“Imagine: you’re an alien and you know almost nothing about Earth, and you land on seven or eight points on Earth and drive a few hundred kilometers. Does that alien species know enough about Earth?” asked Masahiro Ono in an interview with the Texas Advanced Computing Center (TACC). As group lead of the NASA Jet Propulsion Laboratory’s Robotic Surface Mobility Group, Ono and his colleagues are preparing for a new, smarter generation of Mars rovers – and they’re using supercomputing to do it.

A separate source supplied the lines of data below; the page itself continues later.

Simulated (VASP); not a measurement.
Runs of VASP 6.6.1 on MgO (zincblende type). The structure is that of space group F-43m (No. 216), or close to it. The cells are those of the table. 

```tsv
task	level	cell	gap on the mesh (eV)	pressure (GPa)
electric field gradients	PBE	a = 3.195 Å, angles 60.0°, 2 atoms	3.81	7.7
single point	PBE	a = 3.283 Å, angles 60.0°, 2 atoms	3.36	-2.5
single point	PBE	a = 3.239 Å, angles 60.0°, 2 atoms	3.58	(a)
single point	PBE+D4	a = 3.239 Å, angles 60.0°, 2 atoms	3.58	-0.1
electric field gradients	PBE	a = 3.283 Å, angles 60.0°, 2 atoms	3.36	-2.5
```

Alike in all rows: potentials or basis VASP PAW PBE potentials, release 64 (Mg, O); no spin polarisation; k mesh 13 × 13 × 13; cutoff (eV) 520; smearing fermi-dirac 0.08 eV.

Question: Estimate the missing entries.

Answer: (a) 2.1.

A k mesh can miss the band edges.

The Mars rover with the widest overall reach, Opportunity, took 15 years to travel 28 miles. “If we want to represent the huge diversity of Mars,” Ono said, “we’ll need more measurements on the ground, and the key is substantially extended distance, hopefully covering thousands of miles.” Just a couple of problems: solar-powered rovers are on a strict energy budget, Mars’ rocky terrain is unforgiving to vehicles, and even the most recent rover – launched just a few weeks ago – uses radiation-resistant, but computationally weak CPUs called RAD750s.
NASA copes with the limited on-board computing by doing most of the big thinking back on Earth. “All of the autonomy that you see on our latest Mars rover is largely human-in-the-loop,” said Chris Mattmann, deputy chief technology and innovation officer at the Jet Propulsion Laboratory. NASA is evolving this approach by using supercomputing resources on Earth to develop advanced deep learning models that are prepared to cope with any situation the rover might encounter when on Mars – an approach Ono calls “commanding by policy.”
“We use a supercomputer on the ground, where we have infinite computational resources like those at TACC, to develop a plan where a policy is: if X, then do this; if y, then do that,” Ono said. “We’ll basically make a huge to-do list and send gigabytes of data to the rover, compressing it in huge tables. Then we’ll use the increased power of the rover to decompress the policy and execute it.”
This allows the rover to adapt, rather than simply responding to the commands of a human operator 50 million miles away. “The rover has the flexibility of changing the plan on board instead of just sticking to a sequence of pre-planned options,” Ono said. “This is important in case something bad happens or it finds something interesting.”
As part of the Machine Learning-Based Analytics for Autonomous Rover Systems (MAARS) program, NASA has also adapted a Google-developed neural image caption generator called “Show and Tell” for use in rover missions. The adapted algorithm is able to assess an image, caption it with descriptive information (e.g. the type and location of various obstacles), allowing the humans back on Earth to more easily prioritize targets or conduct pathing. The algorithm was trained on Maverick2, a supercomputer at TACC that uses a suite of Nvidia GPU-based nodes to specialize in machine learning workloads.
NASA is also turning its eyes toward on-board high-performance computing for rovers – which opens even more doors. NASA is working to design new radiation-resistant, high-performance, multi-core processors through the High Performance Spaceflight Computing (HPSC) project, and the Qualcomm Snapdragon processor is also undergoing testing for use in space. “One of the core missions for these new chips is to do deep learning and machine learning, like we do terrestrially, on board,” Mattman said. “What are the killer apps given that new computing environment?”
“We’d like future rovers to have a human-like ability to see and understand terrain,” Ono said. “For rovers, energy is very important. There’s no paved highway on Mars. The drivability varies substantially based on the terrain — for instance beach versus bedrock. That is not currently considered. Coming up with a path with all of these constraints is complicated, but that’s the level of computation that we can handle with the HPSC or Snapdragon chips. But to do so we’re going to need to change the paradigm a little bit.”